First Quarter Distributions
     On December 6, 2010, our board of directors authorized and we declared distributions for the months of January, February and March 2011. These distributions will be calculated based on stockholders of record each day during such month and will equal a 7.25% annualized rate based on a $10.00 share price.
     We have completed a high volume of quality acquisitions and maintained low leverage, and we continue to place debt at current low interest rates. We have the benefit of a portfolio with occupancy above 90%, as well as balance sheet flexibility, including access to our $275 million unsecured credit facility. These factors position us to achieve full distribution coverage with modified funds from operations, or MFFO, going forward in 2011. MFFO is a non-GAAP financial measure. For more information regarding MFFO, see Supplement No. 9 dated November 24, 2010. We will continue to review our distribution policy on an ongoing basis to ensure that it is consistent with our coverage requirements.

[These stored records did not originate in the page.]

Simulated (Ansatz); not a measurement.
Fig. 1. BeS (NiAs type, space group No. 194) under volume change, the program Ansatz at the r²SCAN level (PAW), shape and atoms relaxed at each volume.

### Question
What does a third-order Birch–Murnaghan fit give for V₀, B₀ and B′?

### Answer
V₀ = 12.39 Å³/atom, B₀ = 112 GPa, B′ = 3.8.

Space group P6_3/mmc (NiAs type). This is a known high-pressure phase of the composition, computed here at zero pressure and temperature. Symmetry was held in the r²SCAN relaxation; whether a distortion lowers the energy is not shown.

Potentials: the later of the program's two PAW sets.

Cautionary Note Regarding Forward-Looking Statements
     This Supplement No. 10 contains certain forward-looking statements with respect to our company. Forward-looking statements are statements that are not descriptions of historical facts and include statements regarding management’s intentions, beliefs, expectations, plans or predictions of the future, within the meaning of Section 27A of the Securities Act of 1933, as amended. Because such statements include risks, uncertainties and contingencies, actual results may differ materially from those expressed or implied by such forward-looking statements. These risks, uncertainties and contingencies include, but are not limited to, the following: we may not achieve full distribution coverage in the time period expected; we may not be able to execute a transaction that maximizes stockholder value or provides liquidity to our stockholders in the time period expected or at all; uncertainties relating to changes in general economic and real estate conditions; uncertainties relating to the implementation of recent healthcare legislation; uncertainties regarding changes in the healthcare industry; the uncertainties relating to the implementation of our real estate investment strategy; and other risk factors as outlined in the prospectus.